The 30-kilometre exclusion zone around Chernobyl reactor 4 – which exploded in the early hours of April 26, 1986 – is almost devoid of people. For miles around there is unbroken, silent forest full of wildlife which is thriving now that people have largely gone.

Pripyat, once a city of 50,000 people, lies abandoned. Its '80s, Soviet aesthetic remains unchanged and is as much of a draw for visitors as is the chilling story of how Europe narrowly avoided a nuclear catastrophe.

When the Chernobyl reactor exploded, it pumped radioactivity into the atmosphere for 10 days. The area’s inhabitants were bussed out and told they would be back in three days – the vast majority never returned.

Most of the people who go to Chernobyl now are visitors drawn by the region’s sepulchral atmosphere. The “sarcophagus” which covered the reactor blast site has itself been covered up by a more modern structure.

But the abandoned schools and homes look like something from a war zone, except that this was a conflict where the enemy could be neither seen nor heard.

Chernobyl's dead silence is not confined to this 30km zone of Ukraine. Across the border in Belarus is another restricted area, one which remains almost totally unexplored.

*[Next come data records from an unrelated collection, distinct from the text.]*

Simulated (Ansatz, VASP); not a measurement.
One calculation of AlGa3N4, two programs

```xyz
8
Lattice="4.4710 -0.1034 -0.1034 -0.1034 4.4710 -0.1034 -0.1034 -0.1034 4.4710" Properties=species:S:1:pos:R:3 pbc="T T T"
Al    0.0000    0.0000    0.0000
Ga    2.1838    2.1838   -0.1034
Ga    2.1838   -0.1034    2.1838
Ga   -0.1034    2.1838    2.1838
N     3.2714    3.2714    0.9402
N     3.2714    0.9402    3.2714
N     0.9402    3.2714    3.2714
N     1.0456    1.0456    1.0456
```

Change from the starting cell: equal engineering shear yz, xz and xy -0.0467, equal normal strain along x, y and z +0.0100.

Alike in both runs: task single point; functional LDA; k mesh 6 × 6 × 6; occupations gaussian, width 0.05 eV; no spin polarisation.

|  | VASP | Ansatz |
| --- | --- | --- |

The disaster retains a morbid fascination for many people. A new HBO miniseries coming out this month dramatises the conflict among the Soviet authorities trying to deal with the crisis, while a new game called Chernobylite allows players to explore a digital version of the exclusion zone.

But such a place can never be normalised. If Chernobyl offers us one thing, it is a glimpse into what the world could look like once humanity has gone.